From the CCOM/JHC 2011-2012 Seminar Series, Dr. Laura Brothers of the USGS Coastal & Marine Science Center at Woods Hole presents, "The Thawing Arctic: Mapping U.S. Beaufort Sea Offshore Permafrost / Gas Hydrates (?)." The talk was given on Friday, March 11, 2011 at UNH's Chase Ocean Engineering Laboratory.
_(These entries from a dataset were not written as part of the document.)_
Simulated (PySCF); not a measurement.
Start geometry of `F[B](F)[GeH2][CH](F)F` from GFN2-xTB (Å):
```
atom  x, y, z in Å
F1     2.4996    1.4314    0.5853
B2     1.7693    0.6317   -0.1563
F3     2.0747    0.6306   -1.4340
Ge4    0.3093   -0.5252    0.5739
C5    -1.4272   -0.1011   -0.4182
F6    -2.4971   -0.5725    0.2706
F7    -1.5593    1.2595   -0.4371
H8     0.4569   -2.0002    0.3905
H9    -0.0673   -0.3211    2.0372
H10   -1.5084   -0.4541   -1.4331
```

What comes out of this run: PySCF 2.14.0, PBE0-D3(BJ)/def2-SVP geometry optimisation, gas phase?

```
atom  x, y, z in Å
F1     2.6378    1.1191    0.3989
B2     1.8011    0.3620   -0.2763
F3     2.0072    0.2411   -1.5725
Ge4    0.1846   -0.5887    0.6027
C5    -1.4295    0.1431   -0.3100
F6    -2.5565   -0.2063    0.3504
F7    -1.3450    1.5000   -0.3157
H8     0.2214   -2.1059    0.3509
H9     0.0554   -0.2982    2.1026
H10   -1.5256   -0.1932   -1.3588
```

Pockmarks are one the largest, most ubiquitous types of marine landforms in world. Common in areas with gas hydrates or underlying thermogenic fluids, pockmarks are not well understood in nearshore settings lacking such extensive subsurface fluid sources. Questions persist regarding their origins, activity, how pockmark fields evolve overtime and their potential role as geohazards. To address these uncertainties we conducted repeat-swath bathymetry surveys, seismic, sedimentological, spatial, geotechnical, numerical and analog investigations of the Belfast Bay, Maine pockmark field. The pockmarks are non-randomly clustered and correspond to irregular underlying topography, which likely created the fluid-focusing gradients necessary for sea floor alteration. This finding coupled with a review of global pockmark field distribution suggests that irregular underlying topography may ultimately control nearshore pockmark field occurrence. Over 100 years of bathymetric observations and shallow sediment characterization indicate that pockmark initiation is an episodic, potentially catastrophic, event. Numerical simulations and flume tank experiments suggest roughness-induced turbulence creates a feedback loop responsible for pockmark maintenance and evolution.